Open Convex Set in Hausdorff Locally Convex Space is Separated from Points outside Set by Continuous Linear Functional

Theorem

Let $\GF \in \set {\R, \C}$.

Let $\struct {X, \PP}$ be a Hausdorff locally convex space over $\GF$ equipped with its standard topology.

Let $X^\ast$ be the topological dual of $X$.

Let $C$ be an open convex set such that ${\mathbf 0}_X \in C$.

Let $x_0 \in X \setminus C$.

Then there exists $f \in X^\ast$ such that:

$\map \Re {\map f x} < \map \Re {\map f {x_0} }$

for each $x \in X$.

Proof

Case 1: $\GF = \R$

Let $\mu_C$ be the Minkowski functional of $C$.

From Minkowski Functional of Convex Absorbing Set is Sublinear Functional, $\mu_A$ is a sublinear functional.

Let $Y = \span \set {x_0}$.

Define $g : Y \to \R$ by:

$\map g {\lambda x_0} = \lambda \map {\mu_C} {x_0}$

for each $\lambda \in \R$.

For $\lambda \in \R_{> 0}$, we have:

$\lambda \map {\mu_C} {x_0} = \map {\mu_C} {\lambda x_0}$

by Seminorm Axiom $\text N 3$: Triangle Inequality.

For $\lambda \in \R_{\le 0}$, we have:

$\lambda \map {\mu_C} {x_0} \le 0 \le \map {\mu_C} {\lambda x_0}$

So we have:

$\map g y \le \map {\mu_C} y$

for all $y \in Y$.

From Hahn-Banach Theorem: Real Vector Space, there exists a linear functional $f : X \to \R$ extending $g$ and satisfying:

$\map f x \le \map {\mu_C} x$

for each $x \in X$.

We show that $f$ is continuous.

Since $C$ is an open neighborhood of ${\mathbf 0}_X$, $-C$ is is an open neighborhood of ${\mathbf 0}_X$ by Dilation of Open Set in Topological Vector Space is Open.

Then $U = C \cap \paren {-C}$ is an open neighborhood of ${\mathbf 0}_X$.

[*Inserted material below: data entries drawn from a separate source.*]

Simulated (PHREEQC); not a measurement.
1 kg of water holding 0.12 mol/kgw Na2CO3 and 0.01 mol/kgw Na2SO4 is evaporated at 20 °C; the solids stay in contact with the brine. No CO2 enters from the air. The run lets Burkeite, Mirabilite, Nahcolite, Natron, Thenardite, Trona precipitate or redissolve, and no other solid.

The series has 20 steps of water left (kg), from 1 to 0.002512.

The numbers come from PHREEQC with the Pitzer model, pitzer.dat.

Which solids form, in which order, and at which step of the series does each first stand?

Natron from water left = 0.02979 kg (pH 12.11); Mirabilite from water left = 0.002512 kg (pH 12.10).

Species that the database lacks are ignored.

From Characterization of Continuous Linear Functionals on Topological Vector Space, it is enough to show that $f$ is bounded on $U$.

Let $x \in U$.

Then $x \in C$.

From Minkowski Functional of Open Convex Set containing Zero Vector in Topological Vector Space recovers Set, we have:

$C = \set {y \in X : \map {\mu_C} x < 1}$

Hence we have that:

$\map f x \le \map {\mu_C} x < 1$

Since $x \in U$, we also have $x \in -C$.

So:

$\map f x = -\map f {-x} \ge -\map {\mu_C} x > -1$

Hence we deduce that:

$\cmod {\map f x} < 1$

for all $x \in U$.

So $f$ is bounded on $U$, and we deduce that $f$ is continuous by Characterization of Continuous Linear Functionals on Topological Vector Space.

$\Box$

Case 2: $\GF = \C$

Let $X_\R$ be the realification of $X$.

By Case 1, there exists $f \in X_\R^\ast$ such that:

$\map f x < \map f {x_0}$

From Continuous Real Linear Functional on Complex Topological Vector Space is Real Part of Continuous Complex Linear Functional, there exists $g \in X^\ast$ such that:

$\map f x = \map \Re {\map f x}$

for each $x \in X$.

Then:

$\map \Re {\map f x} < \map \Re {\map f {x_0} }$

$\blacksquare$